Before there was Otogi-zoshi, there was Kaidohmaru, a 50-minute feature that is to the longer series what Kurosawa’s Kagemusha was to his later Ran: a “dress rehearsal” of sorts. Both Otogi-zoshi and Kaidohmaru hail from the same animation house (the immensely accomplished Production I.G) and both sport the same gorgeous period-fantasy look, an admixture of CGI and hand-drawn animation that complement each other wonderfully. In fact, it’s essentially a prelude to the longer show, with details about how many of the characters ended up where they were at the beginning. If you like the shorter feature, seek out the longer one by all means.
Kaidohmaru (怪童丸, or strong youth) opens in the late 900s in the old capital of Kyoto, where pestilence and unrest have become unmanageable. The decadent lords who are little more than masters of ceremony are growing nervous, and armed gangs are roving the countryside. Among the nobles is little Kintoki, whom the others call “Kaidohmaru” — a girl raised as a boy with all of the training of a warrior to go with such a lifestyle. S/he doesn’t seem to miss being a woman — “Writing letters all day long doesn’t sound like my kind of life!” — and is simply happy to be near her lord and master, Minamoto Raiko, while protecting the capitol against incursions.
The princess Kintoki, or "Kaidohmaru", was raised as a boy, and now fights alongside "his"
comrades in the capital of Kyoto, fending off disturbances common to the late Heian years.
The grim surface has even grimmer goings-on under it. Black magicians within the court have rounded up human sacrifices to stave off the encroaching evil, and they worry that Raiko and his devotees stand in the way. One night while on patrol Kintoki and his friends clash with Ibaragi, the diminutive master of the sacrifice caravans, and incur the wrath of the mysterious Lady Shuten-doji, the alleged leader of one of the criminal gangs. From then on the there’s one violent clash after another that peels back the layers of years of ugly secrets. The plot’s rather modest in its scope — this is, after all, only a fifty-minute short, and it ends with dismaying suddenness — but the visuals are so creative and well-expressed that the story is almost unimportant.
The show’s look clearly influenced its successor. Otogi-zoshi used a slightly pastel color scheme and muted linework for its period segments; Kaidohmaru is even more dreamy and fantastic (in the sense of being a thing of fantasy). If anything, it reminded of the design work done for the video game Okami, which also tapped into Japanese history and myth to create something genuinely new and exciting. Actually, at first the muted colors made everything into a bit of a hard-to-watch haze (you need a good TV for this disc), but when the blood flew and painted the screen with a violent iridescence, I understood better why they did it: it’s for contrast. It’s doubly effective in the latter half of the show, when Kyoto is put to the torch and the whole screen is steeped in many shades of red.

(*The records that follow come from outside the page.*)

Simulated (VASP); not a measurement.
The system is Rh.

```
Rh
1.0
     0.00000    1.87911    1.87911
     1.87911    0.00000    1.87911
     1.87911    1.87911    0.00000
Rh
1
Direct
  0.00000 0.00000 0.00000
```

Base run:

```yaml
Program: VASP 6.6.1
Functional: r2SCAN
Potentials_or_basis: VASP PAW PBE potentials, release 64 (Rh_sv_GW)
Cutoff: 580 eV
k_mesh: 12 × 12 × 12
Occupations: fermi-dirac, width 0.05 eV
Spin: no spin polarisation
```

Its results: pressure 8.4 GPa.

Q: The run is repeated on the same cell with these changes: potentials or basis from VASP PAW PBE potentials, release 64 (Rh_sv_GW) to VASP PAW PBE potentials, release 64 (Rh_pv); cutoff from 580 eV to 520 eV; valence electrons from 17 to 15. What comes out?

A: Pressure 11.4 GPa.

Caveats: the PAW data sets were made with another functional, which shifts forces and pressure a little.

Production I.G’s mainstay is combining hand-drawn animation and 3D CGI work in a complementary way — the two never distract from each other, and here the show’s uniform color scheme makes them blend together all the better. Many of the same tricks that were on display in Blood: the Last Vampire and later works like the Ghost in the Shell: Stand Alone Complex TV series are all at play here. One of the biggest is giving the camera the freedom to rove around instead of remaining hammered down for the duration of the shot — in short, to make it work like a real camera, with motion blur and shake and objects having variable depth of focus. They’re also used judiciously, so they become part of the visuals and not a distraction from them. It’s all an object lesson in how to do this sort of thing right.cd.